Mozart composed this motet for accompanied four-part chorus in June 1791 at the request of Anton Stoll, the local organist and choirmaster in the small spa town of Baden, not far from Vienna, where Mozart’s wife Constanze spent the last weeks of her sixth pregnancy. In gratitude to Stoll, who looked after his wife while Mozart was going back and forth to Vienna, the composer set the fourteenth-century Eucharistic hymn Ave verum Corpus (Hail, true Body) to music, to be performed on the feast of Corpus Christi.

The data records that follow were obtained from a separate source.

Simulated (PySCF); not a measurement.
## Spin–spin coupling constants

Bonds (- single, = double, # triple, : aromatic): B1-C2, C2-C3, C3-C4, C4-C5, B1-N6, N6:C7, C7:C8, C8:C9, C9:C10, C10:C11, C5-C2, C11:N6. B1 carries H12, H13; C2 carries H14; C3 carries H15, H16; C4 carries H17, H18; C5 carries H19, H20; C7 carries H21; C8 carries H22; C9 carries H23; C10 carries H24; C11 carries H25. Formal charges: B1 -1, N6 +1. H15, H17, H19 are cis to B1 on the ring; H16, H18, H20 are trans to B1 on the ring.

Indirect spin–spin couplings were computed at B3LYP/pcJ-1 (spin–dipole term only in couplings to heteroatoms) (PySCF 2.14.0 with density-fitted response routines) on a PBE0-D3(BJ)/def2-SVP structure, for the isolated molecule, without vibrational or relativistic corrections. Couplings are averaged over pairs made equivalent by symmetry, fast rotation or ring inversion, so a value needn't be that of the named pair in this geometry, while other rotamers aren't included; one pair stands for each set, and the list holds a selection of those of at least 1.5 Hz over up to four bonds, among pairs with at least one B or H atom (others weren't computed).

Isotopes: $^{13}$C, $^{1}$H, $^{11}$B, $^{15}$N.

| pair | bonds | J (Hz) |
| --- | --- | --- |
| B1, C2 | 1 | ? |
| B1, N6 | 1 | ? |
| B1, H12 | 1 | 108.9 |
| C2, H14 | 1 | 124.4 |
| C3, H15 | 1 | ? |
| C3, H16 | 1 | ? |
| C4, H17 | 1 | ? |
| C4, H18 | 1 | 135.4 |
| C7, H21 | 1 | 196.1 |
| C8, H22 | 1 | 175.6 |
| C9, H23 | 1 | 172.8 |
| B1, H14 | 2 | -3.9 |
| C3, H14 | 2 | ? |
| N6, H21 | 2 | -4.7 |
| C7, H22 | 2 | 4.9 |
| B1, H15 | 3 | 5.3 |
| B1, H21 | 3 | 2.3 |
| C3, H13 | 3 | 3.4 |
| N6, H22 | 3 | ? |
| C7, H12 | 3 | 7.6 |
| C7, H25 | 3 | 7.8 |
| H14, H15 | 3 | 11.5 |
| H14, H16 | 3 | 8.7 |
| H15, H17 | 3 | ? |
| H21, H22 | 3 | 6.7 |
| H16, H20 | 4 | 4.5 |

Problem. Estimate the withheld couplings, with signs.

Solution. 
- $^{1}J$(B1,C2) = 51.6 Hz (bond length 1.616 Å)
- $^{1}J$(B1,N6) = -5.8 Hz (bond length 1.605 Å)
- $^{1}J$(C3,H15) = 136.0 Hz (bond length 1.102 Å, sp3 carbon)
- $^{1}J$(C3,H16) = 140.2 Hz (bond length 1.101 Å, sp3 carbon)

A musical miniature of only forty-six bars, the motet is famed for being one of the most perfect, yet simple expressions of devotion ever composed. Unadorned and easily understood, the subtle harmonic shifts in the writing perfectly respond to the meaning of the text, such as the achingly beautiful chromaticisms underlining the crucial words ‘immolatum’ (offered in sacrifice) and ‘perforatum’ (pierced). The final ‘In mortis examine’, the plea to let Christ’s death be transformed into salvation in our own hour of death, is repeated a second time, with a short moment of intense anxiety, before returning to the reassuring home key of D major

Ave verum Corpus, natum de Maria Virgine:
Vere passum immolatum
in cruce pro homine:
Cuius latus perforatum unda fluxit
et sanguine,
Esto nobis praegustatum in mortis examine.

Hail, true Body, born of the Virgin Mary,
Who truly suffered and was sacrificed
on the Cross for mankind.
From whose pierced side flowed the water and the blood:
Be for us a foretaste in the trial of death.